Opinion

Democrats, Double Standards, and their Ted Kennedy Problem

“Do we operate under a system of equal justice under law? Or is there one system for the average citizen and another for the high and mighty?” — Senator Edward “Ted” Kennedy (1973)

What do Ted Kennedy and Martha Stewart have in Common? They’re both from Massachusetts. Martha Stewart didn’t kill anyone… Ted Kennedy did. Martha Stewart went to jail… Democrat Ted Kennedy became the “Lion of the Senate.”

Then there’s the investigation of Pres. Donald Trump and Hillary Clinton. If there ever was a double standard of what constitutes justice, this is it. We are seeing the injustice unfold right before our eyes.

You shall do no wrong in judgment, in measurement of weight, or capacity. You shall have just balances, just weights, a just ephah, and a just hin; I am the LORD your God, who brought you out from the land of Egypt (Lev. 19:35-36).

You shall not have in your bag differing weights, a large and a small. You shall not have in your house differing measures, a large and a small. You shall have a full and just weight; you shall have a full and just measure, that your days may be prolonged in the land which the Lord your God gives you. For everyone who does these things, everyone who acts unjustly is an abomination to the Lord your God (Deut. 25:13-16).

A false balance is an abomination to the Lord, but a just weight is His delight (Prov. 11:1).

Differing weights and differing measures, both of them are abominable to the Lord (Prov. 20:10).

Differing weights are an abomination to the Lord, and a false scale is not good (Prov. 20:23).

Here’s the big one.

On the evening of July 18, 1969, the married Ted Kennedy and a young campaign worker named Mary Jo Kopechne were returning from a party on Chappaquiddick Island. A short time later, with Kennedy at the wheel, in an instant of miscalculation, the car careened off the narrow Dike Bridge and plunged into the pond. Kennedy swam ashore leaving Mary Jo to drown. Instead of immediately reporting the accident to authorities, he waited until the next morning later claiming he had been dazed by the impact of the crash.

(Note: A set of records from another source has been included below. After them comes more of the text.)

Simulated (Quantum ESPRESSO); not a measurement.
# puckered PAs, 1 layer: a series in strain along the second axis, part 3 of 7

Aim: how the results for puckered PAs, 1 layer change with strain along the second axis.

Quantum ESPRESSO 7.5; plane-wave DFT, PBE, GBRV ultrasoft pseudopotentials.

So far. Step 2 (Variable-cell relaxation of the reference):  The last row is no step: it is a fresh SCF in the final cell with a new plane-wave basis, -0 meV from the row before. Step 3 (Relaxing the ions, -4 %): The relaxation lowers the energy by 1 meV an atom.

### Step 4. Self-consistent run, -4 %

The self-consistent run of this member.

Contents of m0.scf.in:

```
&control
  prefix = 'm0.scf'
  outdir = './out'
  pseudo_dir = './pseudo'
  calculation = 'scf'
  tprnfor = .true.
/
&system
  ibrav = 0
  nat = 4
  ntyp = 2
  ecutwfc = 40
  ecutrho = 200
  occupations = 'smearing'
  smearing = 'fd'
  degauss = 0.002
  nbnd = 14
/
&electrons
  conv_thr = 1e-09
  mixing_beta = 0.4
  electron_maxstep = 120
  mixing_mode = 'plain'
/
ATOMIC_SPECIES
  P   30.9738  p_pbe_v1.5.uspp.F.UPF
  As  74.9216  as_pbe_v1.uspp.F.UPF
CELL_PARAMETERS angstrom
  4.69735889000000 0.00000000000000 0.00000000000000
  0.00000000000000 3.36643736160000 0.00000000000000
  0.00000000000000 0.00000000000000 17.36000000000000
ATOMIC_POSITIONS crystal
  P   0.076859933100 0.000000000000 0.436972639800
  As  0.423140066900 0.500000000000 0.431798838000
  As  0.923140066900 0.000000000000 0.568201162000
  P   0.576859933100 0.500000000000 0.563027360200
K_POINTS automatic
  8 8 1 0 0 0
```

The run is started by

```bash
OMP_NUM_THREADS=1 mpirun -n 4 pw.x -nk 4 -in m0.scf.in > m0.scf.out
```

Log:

He left the scene of the accident, passed homes with their lights on as he made his way back to his hotel, did not immediately report the accident, and two fishermen reported the submerged car at 8:20 the next morning. A diver was brought in, and Kopechne’s body was discovered around 8:45 AM.

The diver, John Farrar, later testified at the inquest that Kopechne’s body was pressed up in the car in the spot where an air bubble would have formed. He interpreted this to mean that Kopechne had survived for a time after the initial accident in the air bubble, and concluded:

Had I received a call within five to ten minutes of the accident occurring, and was able, as I was the following morning, to be at the victim’s side within twenty-five minutes of receiving the call, in such event there is a strong possibility that she would have been alive on removal from the submerged car.

Farrar believed that Kopechne “lived for at least two hours down there.”

If Ted Kennedy had been a Republican, his obituary would have read something like this:

Former disgraced Senator Edward Kennedy died this week. He is most noted for leaving the scene of an accident where he left a woman to drown as he waited until the next morning to report what he said was an accident. This gave him an opportunity to work on his story for the press in hopes of staying in office. It didn’t work. Conservatives hold their leaders to a higher standard.

While not proven, many have speculated that Kennedy had been driving drunk, panicked after the accident, and spent the evening and early morning conferring with family members and confidants on how he could minimize the damage to his political career. He pled guilty to leaving the scene of an accident and had his driver’s license revoked for a year.

On August 16, 2003, William Janklow ran a stop sign and plowed into a young man riding a motorcycle, killing the rider, Randy Scott. Janklow did not leave the scene of the accident. Janklow was convicted of second-degree manslaughter and sentenced to 100 days in jail, followed by three years of probation, during which time he was not permitted to drive. The victim’s family has also filed suit for unspecified damages, something the Kopechne family did not do. Were they paid off? We’ll probably never know.

Janklow served as governor of South Dakota and, at the time of the accident, was a United States Congressman. He resigned from his congressional seat two days before his sentencing. The motorcycle rights organization A.B.A.T.E. felt that the sentence should have included more jail time. I agree. The court, however, did not show preferential treatment to the congressman in sentencing. The sentencing guidelines were followed to the letter. Unlike Ted Kennedy, William Janklow did the honorable thing and resigned his congressional seat.

The Democrats have always worked under the cover of two standards of justice – one for them and another for everyone else.